You should continue testing your code frequently from this point forward to make sure everything is working correctly at each step. Otherwise, if you reach the end and realize there are errors, it can be very difficult to determine the causes of those errors in such a large program!

Part II: Saving and retrieving a text model

Creating a text model can require a lot of computational power and time. Therefore, once we have created a model, we want to be able to save it for later use. The easiest way to do this is to write each of the feature dictionaries to a different file so that we can read them back in at a later time. In this part of the project, you will add methods to your TextModel class that allow you to save and retrieve a text model in this way.

To get you started, here is a function that defines a small dictionary and saves it to a file:

def sample_file_write(filename):
"""A function that demonstrates how to write a
Python dictionary to an easily-readable file.
"""
d = {'test': 1, 'foo': 42} # Create a sample dictionary.
f = open(filename, 'w') # Open file for writing.
f.write(str(d)) # Writes the dictionary to the file.
f.close() # Close the file.

Notice that the file is opened for writing by using a second parameter of 'w' in the open function call. In addition, we write to the file by using the file handles write method on a string representation of the dictionary..

Below is a function that reads in a string representing a dictionary from a file, and converts this string (which is a string that looks like a dictionary) to an actual dictionary object. The conversion is performed using a combination of two built-in functions: dict, the constructor for dictionary objects; and eval, which evaluates a string as if it were an expression.

def sample_file_read(filename):
"""A function that demonstrates how to read a
Python dictionary from a file.
"""
f = open(filename, 'r') # Open for reading.
d_str = f.read() # Read in a string that represents a dict.
f.close()

d = dict(eval(d_str)) # Convert the string to a dictionary.

print("Inside the newly-read dictionary, d, we have:")
print(d)

Try saving these functions in a Python file (or even in finalproject.py), and then use the following calls from the Python Shell:

>>> filename = 'testfile.txt'
>>> sample_file_write(filename)
>>> sample_file_read(filename)
Inside the newly-read dictionary, d, we have:
{'test': 1, 'foo': 42}

There should also now be a file named testfile.txt in your current working directory that contains this dictionary.

Now that you know how to write dictionaries to files and read dictionaries from files, add the following two methods to the TextModel class:

Write a method save_model(self) that saves the TextModel object self by writing its various feature dictionaries to files. There will be one file written for each feature dictionary. For now, you just need to handle the words and word_lengths dictionaries.

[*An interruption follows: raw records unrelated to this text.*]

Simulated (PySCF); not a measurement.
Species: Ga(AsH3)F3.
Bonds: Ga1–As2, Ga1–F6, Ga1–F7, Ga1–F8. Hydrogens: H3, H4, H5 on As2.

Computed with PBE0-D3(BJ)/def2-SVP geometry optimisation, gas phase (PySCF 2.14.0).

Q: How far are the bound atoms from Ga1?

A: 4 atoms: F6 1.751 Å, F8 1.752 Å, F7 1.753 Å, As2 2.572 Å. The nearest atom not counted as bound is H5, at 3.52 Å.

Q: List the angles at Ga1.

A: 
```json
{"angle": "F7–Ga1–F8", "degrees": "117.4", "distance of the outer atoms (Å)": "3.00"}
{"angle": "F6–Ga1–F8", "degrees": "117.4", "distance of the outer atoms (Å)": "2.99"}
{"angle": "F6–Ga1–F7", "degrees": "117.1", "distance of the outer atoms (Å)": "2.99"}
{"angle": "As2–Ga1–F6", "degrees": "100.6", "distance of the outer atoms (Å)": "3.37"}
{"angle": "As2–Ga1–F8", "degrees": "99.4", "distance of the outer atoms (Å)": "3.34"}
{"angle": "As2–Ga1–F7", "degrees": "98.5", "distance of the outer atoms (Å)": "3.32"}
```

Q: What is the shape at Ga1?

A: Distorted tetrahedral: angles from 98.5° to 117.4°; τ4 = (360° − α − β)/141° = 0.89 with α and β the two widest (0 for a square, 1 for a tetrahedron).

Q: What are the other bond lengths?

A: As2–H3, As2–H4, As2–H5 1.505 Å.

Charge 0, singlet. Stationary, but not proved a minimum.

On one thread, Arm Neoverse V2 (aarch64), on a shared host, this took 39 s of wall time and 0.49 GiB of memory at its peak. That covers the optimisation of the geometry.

In order to identify which model and dictionary is stored in a given file, you should use the name attribute concatenated with the name of the feature dictionary. For example, if name is 'JKR' (for J. K. Rowling), then we would suggest using the filenames:

  • 'JKR_words'
  • 'JKR_word_lengths'

In general, the filenames are self.name + '_' + name_of_dictionary. Taking this approach will ensure that you dont overwrite one models dictionary files when you go to save another model.

It may help to use the code for sample_file_write as a starting point for this method, but dont forget that you should create a separate file for each dictionary.

Write a method read_model(self) that reads the stored dictionaries for the called TextModel object from their files and assigns them to the attributes of the called TextModel.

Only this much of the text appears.